I find it very interesting looking at why people often don’t succeed in committing to their new diet plans and workout regimes. I find it interesting mostly because I’m constantly being asked by people to help them with their training goals and to dispense advice and it’s more than somewhat irksome when you write a huge program for someone only for them to give up after day two.
And if I’m honest I also find it interesting because it annoys me so much. Of course it doesn’t annoy me that people struggle with their training goals – I have a lot of sympathy with that and realise it’s difficult for some people – but when it annoys me is when people make excuses or promises that they don’t mean. The implication here, no matter how unconscious, is that I somehow ‘don’t understand’ their plight, and that I’ve managed to stay in shape therefore because my life must be that much easier. Actually though my life hasn’t always been easy, and finding times to train has in some cases been nigh impossible – but through sheer dogged determination (which is free by the way) I’ve managed to stick at it.
So now I spend my time looking out for the little challenges that I notice myself and others facing when it comes to eating and working out so that I can give more powerful advice that will change the way they think about training and so get real results. For a while I was focussed solely on attitude, but since then I’ve noticed something else that seems to play a big role – and that’s the social element. It seems that many people struggle to stick to their diet not because they don’t want to lose weight, but because they get caught up in what all their friends are doing and because they want to appear sociable and fun. There’s a stigma to dieting and when everyone else is eating a big cake it can be hard to say no. Here we’ll look at the issue in more detail.
Dangerous Situations
There are a number of situations where the social factor can play a role and become a danger. The most obvious is of course the meal out where everyone will be getting pizza for their main, and then ordering drinks and lavish puddings. You might even get the offer to share pudding in which case you will feel as though you need to say yes just so that the other person can actually enjoy their desert which puts a lot of pressure on again.
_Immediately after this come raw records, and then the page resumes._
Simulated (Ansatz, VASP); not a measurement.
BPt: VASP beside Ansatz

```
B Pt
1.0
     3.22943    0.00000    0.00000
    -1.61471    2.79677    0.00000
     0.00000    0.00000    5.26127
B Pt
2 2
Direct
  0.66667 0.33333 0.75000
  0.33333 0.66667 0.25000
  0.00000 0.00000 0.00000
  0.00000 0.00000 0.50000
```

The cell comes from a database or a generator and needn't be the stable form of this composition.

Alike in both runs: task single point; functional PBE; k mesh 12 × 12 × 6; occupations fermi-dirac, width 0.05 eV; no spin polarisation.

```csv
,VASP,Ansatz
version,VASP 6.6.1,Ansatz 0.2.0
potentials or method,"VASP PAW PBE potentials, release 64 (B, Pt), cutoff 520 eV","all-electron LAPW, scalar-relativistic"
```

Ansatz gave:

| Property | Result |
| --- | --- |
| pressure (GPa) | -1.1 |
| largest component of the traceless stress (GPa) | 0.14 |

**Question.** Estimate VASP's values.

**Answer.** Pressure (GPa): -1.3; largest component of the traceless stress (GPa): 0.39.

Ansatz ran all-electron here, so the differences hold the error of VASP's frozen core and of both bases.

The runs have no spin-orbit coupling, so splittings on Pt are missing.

I also find that I eat a lot more junk food since living with my girlfriend. Why? Because often I will want to treat her to a box of chocolates, or she will suggest that we get a cake for dinner to make the night more ‘special’ and of course if I don’t join in then that’s somewhat going to put a dampener on the evening.
Dealing With Those Situations
These cases might make it much harder to diet, but the good news is that each scenario can be made a lot easier to get out of if you know how. Here we will look at how you can turn down pudding without instantly becoming a stick in the mud as a result.
Meals Out: On meals out there are two things coming into play that make it hard to say no to pudding. One is that your social group might look at you differently if you say no to pudding, and the other is that you’ll probably be jealous of those people eating desert. The solution to the latter problem is easy – imagine how it feels when you’ve had too much desert and really hold that feeling in your mind of the guilt, the bloating and probably the sickness. By doing this you will find that suddenly you don’t feel quite as much in the mood for a huge chocolate cake.
Next order yourself a cup of coffee or even a petit four (a small chocolate that comes with a hot drink). This way you’ll still have something to enjoy and people won’t feel as awkward, but you won’t have to eat anything big. And if you absolutely must eat some pudding then offer to share with someone and eat under half.
During your main meal this latter point applies too – you don’t have to finish everything on your plate and while it might feel wasteful you would be wasting it anyway if you didn’t enjoy it or felt guilty eating it.
On Nights Out: On nights out a similar problem arises except it involves alcohol instead of puddings and fatty foods. Again you want to ‘join in’ and create a fun atmosphere but that’s not necessarily going to be great for your diet. Instead then, go on your night out but aim to drink more slowly. This can be accomplished by ordering something that’s harder to drink quickly such as Guinness – it’s heavy so you’ll finish two or three in the time you might normally have five or six. Don’t be fooled by drinking shots and thinking you’re saving calories as a result – it’s the units of alcohol that have the most calories in them, so to avoid gaining weight you need to avoid getting too drunk.
Romantic Evenings: For your romantic evenings meanwhile if you have the same problem I do, then make sure that if you’re choosing the desert that you pick something that’s relatively healthy. Apple crumble is better than something full of chocolate and icing for instance. Cut yourself smaller slices too, and if you’re having Thornton’s then limit yourself to one or two of the smaller ones. You can even make this into a romantic gesture by just telling your partner that you’re saving the big ones for them…
Most importantly though it’s generally just crucial to let everyone know that you’re dieting. You shouldn’t feel embarrassed by this – almost everyone has been on a diet at some point and good friends should respect your desire to lose weight.
And better yet, why not turn the social pressure into an asset? By getting a group of people together and inviting them to lose weight with you. This way you can all agree to go somewhere healthy to eat, and you can actually encourage each other to avoid pudding. When you’re all in it together it can be a lot easier.